3) I've always put datafiles to backup mode before splitting. There is a
command alter database suspend / resume which should disallow any writes
during set, but it has several problems (such corruptions causesd by direct
writes), so I don't recommend it. One good thing with splitting files in
backup mode, you can use them for recovery later on (if copied away before
opening)

Tanel.

"Jurjen Oskam" <jos...@quadpro.stupendous.org> wrote in message

news:slrnbfjf8d...@calvin.quadpro.stupendous.org...

Jurjen Oskam

unread,

Jun 25, 2003, 1:25:25 PM6/25/03

to

In article <3ef9d...@news.estpak.ee>, Tanel Poder wrote:

> 1) If your array supports write caching, are the cached writes written to
> all splits?

As I understand it, yes. The freezing and thawing of I/O happens at the
AIX device driver level; from a certain point of time no new I/O actions
are accepted, and current I/O actions are completed. The split is done, after
which new I/O actions are allowed again. The storage array is an EMC Symmetrix
with TimeFinder enabled, and PowerPath on the host.

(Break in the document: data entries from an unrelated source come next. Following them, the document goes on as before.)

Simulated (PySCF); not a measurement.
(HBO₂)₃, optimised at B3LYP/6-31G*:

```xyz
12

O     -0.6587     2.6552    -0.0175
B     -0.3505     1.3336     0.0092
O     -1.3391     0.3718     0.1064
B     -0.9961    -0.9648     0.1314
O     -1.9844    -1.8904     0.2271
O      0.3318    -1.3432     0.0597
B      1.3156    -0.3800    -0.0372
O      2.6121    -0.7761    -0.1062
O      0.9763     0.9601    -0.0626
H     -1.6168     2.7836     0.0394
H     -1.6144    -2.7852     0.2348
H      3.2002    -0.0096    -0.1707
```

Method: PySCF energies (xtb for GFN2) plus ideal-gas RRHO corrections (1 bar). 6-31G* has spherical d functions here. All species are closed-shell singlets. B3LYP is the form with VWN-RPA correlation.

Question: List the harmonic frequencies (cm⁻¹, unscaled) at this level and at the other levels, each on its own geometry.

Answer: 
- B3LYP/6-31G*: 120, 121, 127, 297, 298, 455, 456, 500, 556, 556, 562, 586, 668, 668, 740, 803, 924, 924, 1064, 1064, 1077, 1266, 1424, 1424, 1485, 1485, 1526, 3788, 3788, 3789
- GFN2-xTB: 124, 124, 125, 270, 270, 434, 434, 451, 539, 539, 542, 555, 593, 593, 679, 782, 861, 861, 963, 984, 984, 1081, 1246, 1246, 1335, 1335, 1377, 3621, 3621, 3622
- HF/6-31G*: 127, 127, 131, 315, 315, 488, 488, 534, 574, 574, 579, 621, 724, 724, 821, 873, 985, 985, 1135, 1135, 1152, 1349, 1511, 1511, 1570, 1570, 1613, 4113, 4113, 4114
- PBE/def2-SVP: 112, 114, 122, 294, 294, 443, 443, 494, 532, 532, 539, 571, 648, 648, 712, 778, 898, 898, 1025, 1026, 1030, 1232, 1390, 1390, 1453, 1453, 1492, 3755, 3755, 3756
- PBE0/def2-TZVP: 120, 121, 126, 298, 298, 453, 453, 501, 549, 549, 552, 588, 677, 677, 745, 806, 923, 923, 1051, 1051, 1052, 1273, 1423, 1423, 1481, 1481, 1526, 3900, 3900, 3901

> 2) Do you split *entire* database atomically, that means all datafiles,
> redos and controlfiles? If half of db is taken at one time and second half
> is taken 1/100 seconds later you could easily have inconsistencies.

The entire database is split atomically.

> 3) I've always put datafiles to backup mode before splitting. There is a
> command alter database suspend / resume which should disallow any writes

With these kind of splits, I have always been able to split off a restartable
database. It was only when non-current controlfiles started to get involved
that I ran into problems (the main problem being my limited Oracle - or
databases in general - knowledge :-) ).

Tanel Poder

unread,

Jun 25, 2003, 7:38:30 PM6/25/03

to

Ok, now I actually read your original post through.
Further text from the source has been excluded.